As HTCondor starts on machines that are configured to run the single
*condor_schedd* daemon, the :tool:`condor_master` daemon of the first
machine that looks at (polls) the lock and notices that no lock is held.
This implies that no *condor_schedd* daemon is running. This
:tool:`condor_master` daemon acquires the lock and runs the *condor_schedd*
daemon. Other machines with this same capability to run the
*condor_schedd* daemon look at (poll) the lock, but do not run the
daemon, as the lock is held. The machine running the *condor_schedd*
daemon renews the lock periodically.

If the machine running the *condor_schedd* daemon fails to renew the
lock (because the machine is not functioning), the lock times out
(becomes stale). The lock is released by the :tool:`condor_master` daemon if
:tool:`condor_off` or *condor_off -schedd* is executed, or when the
:tool:`condor_master` daemon knows that the *condor_schedd* daemon is no
longer running. As other machines capable of running the
*condor_schedd* daemon look at the lock (poll), one machine will be the
first to notice that the lock has timed out or been released. This
machine (correctly) interprets this situation as the *condor_schedd*
daemon is no longer running. This machine's :tool:`condor_master` daemon then
acquires the lock and runs the *condor_schedd* daemon.

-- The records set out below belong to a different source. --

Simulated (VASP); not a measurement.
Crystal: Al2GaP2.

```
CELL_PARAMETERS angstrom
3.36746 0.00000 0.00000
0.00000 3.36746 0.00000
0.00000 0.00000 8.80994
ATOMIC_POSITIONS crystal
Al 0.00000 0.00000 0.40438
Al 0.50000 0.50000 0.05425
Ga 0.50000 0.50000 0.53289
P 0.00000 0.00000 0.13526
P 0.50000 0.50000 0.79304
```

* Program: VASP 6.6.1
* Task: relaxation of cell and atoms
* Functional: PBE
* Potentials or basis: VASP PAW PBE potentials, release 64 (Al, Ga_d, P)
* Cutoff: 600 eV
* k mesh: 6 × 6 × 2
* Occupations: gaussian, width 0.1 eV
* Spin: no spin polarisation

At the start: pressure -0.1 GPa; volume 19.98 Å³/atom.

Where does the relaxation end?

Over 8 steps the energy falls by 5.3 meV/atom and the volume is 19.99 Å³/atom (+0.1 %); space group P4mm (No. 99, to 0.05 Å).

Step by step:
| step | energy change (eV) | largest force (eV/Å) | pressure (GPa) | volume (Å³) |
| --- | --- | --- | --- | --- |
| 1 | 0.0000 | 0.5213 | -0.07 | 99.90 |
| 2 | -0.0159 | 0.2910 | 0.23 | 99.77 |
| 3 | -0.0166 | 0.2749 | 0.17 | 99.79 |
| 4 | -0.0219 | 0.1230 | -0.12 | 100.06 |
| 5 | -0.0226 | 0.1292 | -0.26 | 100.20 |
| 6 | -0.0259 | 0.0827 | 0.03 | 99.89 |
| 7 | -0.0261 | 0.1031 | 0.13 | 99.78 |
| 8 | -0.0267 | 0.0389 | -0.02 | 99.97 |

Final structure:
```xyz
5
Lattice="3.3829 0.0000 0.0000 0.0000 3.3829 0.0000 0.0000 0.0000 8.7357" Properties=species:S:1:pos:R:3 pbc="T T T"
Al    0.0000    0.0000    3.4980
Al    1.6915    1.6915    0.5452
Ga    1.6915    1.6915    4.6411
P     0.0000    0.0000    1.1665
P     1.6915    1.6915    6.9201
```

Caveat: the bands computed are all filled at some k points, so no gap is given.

See the :ref:`admin-manual/configuration-macros:condor_master configuration
file macros` section for details relating to the configuration variables used
to set timing and polling intervals.

Performance Tuning of the AP
----------------------------

Of the three roles (AP, CM, EP) in a HTCondor system, the AP is the most common
place performance tuning is done.  The CM is mostly stateless, and can
typically scale out to very large pools without much additional work.  The EP
daemons aren't resource intensive.  However, as the AP stores the state of all
the jobs under its control, and persistently stores frequent updates to those
jobs, it is not uncommon for the AP to exhaust system resources, like cpu, or
disk and network bandwidth.

Monitoring AP Performance
'''''''''''''''''''''''''

The *condor_schedd* is single threaded.  Practically, this means that it only
does one thing at a time, and often when it may be "busy" doing that one thing,
it is actually waiting on the system for some i/o to complete.  As such, it
will rarely appear to use 100% of a cpu in any system monitoring tool.  To help
guage how busy the schedd is, it keeps track of a metric called
:ad-attr:`RecentDaemonCoreDutyCycle`.  This is a floating point value that
ranges from 0.0 (completely idle) to 1.0 (competely busy).  Values over 0.95
indicate the schedd is overloaded.  In extreme cases :tool:`condor_q` and
:tool:`condor_submit` may timeout and fail trying to communicate to an
overloaded schedd.  An administrator can see this attribute by running

.. code-block:: console

    $ condor_status -direct -schedd name-of-schedd -af RecentDaemonCoreDutyCycle


Horizontal Scaling
''''''''''''''''''

While the *condor_schedd* and the machine it runs on can be tuned to handle a
greater rate of jobs, every machine has some limit of jobs it can support.  The
main strategy for supporting more jobs in the system as a whole is simply by
running more schedds, or horizontal scaling.  This may require partitioning
users onto differening submit machines, or submiting remotely, but at the end
of the day, the best way to scale out a very large HTCondor system is by adding
more *condor_schedd*'s.

Putting the schedd's database on the fastest disk
'''''''''''''''''''''''''''''''''''''''''''''''''

The *condor_schedd* frequently saves state to a file on disk, so that in event
of a crash, no jobs will be lost on a restart.  The cost of this reliability,
though, is relatively high.  In addition to writing to the disk, the schedd
uses the fsync system call to force all the data onto the disk. By default,
this file named job_queue.log is written to the :macro:`SPOOL` directory.
However, the configuration option :macro:`JOB_QUEUE_LOG` will override this path.  Setting
:macro:`JOB_QUEUE_LOG` to point to a file on a solid state or nvme drive will
make the schedd faster.  Ideally, this path should be on a filesystem that only
holds this file.

Avoiding shared filesystems for event logs
''''''''''''''''''''''''''''''''''''''''''

Another type of file the *condor_schedd* frequently writes to are job event
logs, those specified by the :subcom:`log` submit command.  When these are on
NFS or other distributed or slow filesystems, the whole system can slow down
tremendously.  If possible, encourage users not to put their event logs on such
slow filesystems.

Using third party (url / plugin) transfers when able
''''''''''''''''''''''''''''''''''''''''''''''''''''

HTCondor can transfer user's sandboxes to the EP in many ways.  The default
method, called HTCondor file transfer, or "cedar" file transfer, copies files
from the AP to the EP.  Obviously, this uses cpu, disk and network bandwidth on
the AP.  To the degree possible, changing large input file file transfers from
cedar, to http transfers from some third party server, moves the load off of
the AP, and onto an http server.  If one http server isn't sufficent there are
many methods for scaling http servers to handle additional load.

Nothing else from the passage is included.